CUPERTINO, California—February 15, 2011—Apple® today announced a new subscription service available to all publishers of content-based apps on the App Store℠, including magazines, newspapers, video, music, etc. This is the same innovative digital subscription billing service that Apple recently launched with News Corp.’s “The Daily” app.

Cupertino is where Apple is headquartered. Cupertino is headquartered in California. At least today, Feb. 15. (Note to journalism students: this is called a dateline, despite its emphasis on place.)

Subscriptions purchased from within the App Store will be sold using the same App Store billing system that has been used to buy billions of apps and In-App Purchases. Publishers set the price and length of subscription (weekly, monthly, bi-monthly, quarterly, bi-yearly or yearly). Then with one-click, customers pick the length of subscription and are automatically charged based on their chosen length of commitment (weekly, monthly, etc.). Customers can review and manage all of their subscriptions from their personal account page, including canceling the automatic renewal of a subscription. Apple processes all payments, keeping the same 30 percent share that it does today for other In-App Purchases.

Apple continues to try branding generics (note the capital letters): App Store, In-App Purchases, Publishers, Customers. Don’t try to use these terms without Apple’s permission. One-click is, apparently, a compound adjective and different than a single click in Apple’s usage. Apple likely didn’t call it One Click because Amazon has patented the amazing innovation that is clicking a button to buy something. And I’m still unclear about who picks the length of the subscription: the publisher or the consumer.

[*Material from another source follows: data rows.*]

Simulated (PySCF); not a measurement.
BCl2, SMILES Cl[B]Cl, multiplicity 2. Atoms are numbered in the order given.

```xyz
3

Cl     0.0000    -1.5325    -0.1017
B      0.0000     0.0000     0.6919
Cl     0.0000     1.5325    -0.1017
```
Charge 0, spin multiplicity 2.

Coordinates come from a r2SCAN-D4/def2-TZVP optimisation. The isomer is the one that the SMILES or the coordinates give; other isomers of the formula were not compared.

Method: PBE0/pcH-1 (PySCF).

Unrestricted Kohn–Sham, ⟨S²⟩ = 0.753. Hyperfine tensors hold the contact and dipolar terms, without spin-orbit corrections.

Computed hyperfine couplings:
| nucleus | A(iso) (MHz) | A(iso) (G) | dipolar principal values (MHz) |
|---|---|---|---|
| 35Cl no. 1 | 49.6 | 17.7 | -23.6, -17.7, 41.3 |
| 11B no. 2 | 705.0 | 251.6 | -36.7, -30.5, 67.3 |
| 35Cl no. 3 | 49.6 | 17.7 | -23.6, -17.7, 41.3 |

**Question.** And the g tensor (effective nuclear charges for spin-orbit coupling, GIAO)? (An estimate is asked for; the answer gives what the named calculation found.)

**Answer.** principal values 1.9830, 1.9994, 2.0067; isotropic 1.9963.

“Our philosophy is simple—when Apple brings a new subscriber to the app, Apple earns a 30 percent share; when the publisher brings an existing or new subscriber to the app, the publisher keeps 100 percent and Apple earns nothing,” said Steve Jobs, Apple’s CEO. “All we require is that, if a publisher is making a subscription offer outside of the app, the same (or better) offer be made inside the app, so that customers can easily subscribe with one-click right in the app. We believe that this innovative subscription service will provide publishers with a brand new opportunity to expand digital access to their content onto the iPad, iPod touch and iPhone, delighting both new and existing subscribers.”

Nearly a third of a subscription price seems like a hefty amount to charge publishers for reselling subscriptions. Maybe junior-high students would be pleased with such a cut (in my day, we were given little colored cotton balls with feet and eyes glued on). But don’t worry, it’s just a philosophy so — oh it’s a take-it-or-leave it philosophy? Hmmm. Don’t forget, subscribing for things is innovative. Or maybe it’s just the charging for subscriptions? Or maybe that’s just a word Apple likes to attach to as many things it does as possible.

Publishers who use Apple’s subscription service in their app can also leverage other methods for acquiring digital subscribers outside of the app. For example, publishers can sell digital subscriptions on their web sites, or can choose to provide free access to existing subscribers. Since Apple is not involved in these transactions, there is no revenue sharing or exchange of customer information with Apple. Publishers must provide their own authentication process inside the app for subscribers that have signed up outside of the app. However, Apple does require that if a publisher chooses to sell a digital subscription separately outside of the app, that same subscription offer must be made available, at the same price or less, to customers who wish to subscribe from within the app. In addition, publishers may no longer provide links in their apps (to a web site, for example) which allow the customer to purchase content or subscriptions outside of the app.

Leverage? Whatever. And “publishers may no longer provide links in their apps which allow the customer to purchase content or subscriptions outside of the app”? Anyway, remember when the iPad going to save the old print philosophy model? LOL.

Protecting customer privacy is a key feature of all App Store transactions. Customers purchasing a subscription through the App Store will be given the option of providing the publisher with their name, email address and zip code when they subscribe. The use of such information will be governed by the publisher’s privacy policy rather than Apple’s. Publishers may seek additional information from App Store customers provided those customers are given a clear choice, and are informed that any additional information will be handled under the publisher’s privacy policy rather than Apple’s.

“Here,” says Apple, “have a bone. A small bone.”

The revolutionary App Store offers more than 350,000 apps to consumers in 90 countries, with more than 60,000 native iPad™ apps. Customers of the more than 160 million iOS devices around the world can choose from an incredible range of apps in 20 categories, including games, business, news, sports, health, reference and travel.

“Can we use ‘innovative App Store’?”
“No, I don’t think so. What’s the thesaurus got?
“How about ‘revolutionary App Store’?”

Apple designs Macs, the best personal computers in the world, along with OS X, iLife, iWork, and professional software. Apple leads the digital music revolution with its iPods and iTunes online store. Apple is reinventing the mobile phone with its revolutionary iPhone and App Store, and has recently introduced its magical iPad which is defining the future of mobile media and computing devices.

“How about ‘digital music revolution’?”
“Too techno-y?”
“Look, dude, I’m just trying to go home.”

Press Contacts:

LOL. Like you’ll get a call back.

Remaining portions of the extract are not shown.